Love it! If you haven't read Pratchett, please do!
That's really funny, just a few nights ago I was rereading Men at Arms and read that quote out to my husband. But that's only part of the idea. I thought maybe adding the rest (the part the OP summarized) might resonate with other readers here?
When he was a little boy, Sam Vimes had thought that the very rich ate off gold plates and lived in marble houses.

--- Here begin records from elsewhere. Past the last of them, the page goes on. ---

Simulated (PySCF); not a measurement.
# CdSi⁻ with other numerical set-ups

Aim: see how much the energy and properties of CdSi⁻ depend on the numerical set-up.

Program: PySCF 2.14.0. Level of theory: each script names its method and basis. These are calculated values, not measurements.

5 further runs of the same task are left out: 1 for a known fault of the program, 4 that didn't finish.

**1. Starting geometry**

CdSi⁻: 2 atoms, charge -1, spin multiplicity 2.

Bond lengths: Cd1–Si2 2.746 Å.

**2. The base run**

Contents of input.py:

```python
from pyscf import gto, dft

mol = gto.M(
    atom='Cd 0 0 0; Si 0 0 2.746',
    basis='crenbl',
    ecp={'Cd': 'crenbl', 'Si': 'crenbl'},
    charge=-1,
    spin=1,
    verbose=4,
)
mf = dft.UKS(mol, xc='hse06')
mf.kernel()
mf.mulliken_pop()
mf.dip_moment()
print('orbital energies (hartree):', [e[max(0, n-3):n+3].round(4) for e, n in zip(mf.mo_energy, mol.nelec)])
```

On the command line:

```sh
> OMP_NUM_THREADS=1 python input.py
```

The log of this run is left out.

He’d learned something new: the very very rich could afford to be poor. Sybil Ramkin lived in the kind of poverty that was only available to the very rich, a poverty approached from the other side. Women who were merely well-off saved up and bought dresses made of silk edged with lace and pearls, but Lady Ramkin was so rich she could afford to stomp around the place in rubber boots and a tweed skirt that had belonged to her mother. She was so rich she could afford to live on biscuits and cheese sandwiches. She was so rich she lived in three rooms in a thirty-four-roomed mansion; the rest of them were full of very expensive and very old furniture, covered in dust sheets.
The reason that the rich were so rich, Vimes reasoned, was because they managed to spend less money.
[Insert original quote from OP here]
The point was that Sybil Ramkin hardly ever had to buy anything. The mansion was full of this big, solid furniture, bought by her ancestors. It never wore out. She had whole boxes full of jewelry which just seemed to have accumulated over the centuries. Vimes had seen a wine cellar that a regiment of speleologists could get so happily drunk in that they wouldn’t mind that they’d got lost without trace.
Lady Sybil Ramkin lived quite comfortably from day to day by spending, Vimes estimated, about half as much as he did. But she spent a lot more on dragons. - Terry Pratchett, Men at Arms.
In other words, if you have real $$, you don't need to flaunt it, waste it, seek status symbols, or care what others think. You just do what makes you happy and spend your time and money on your passions. The heart of this website, no?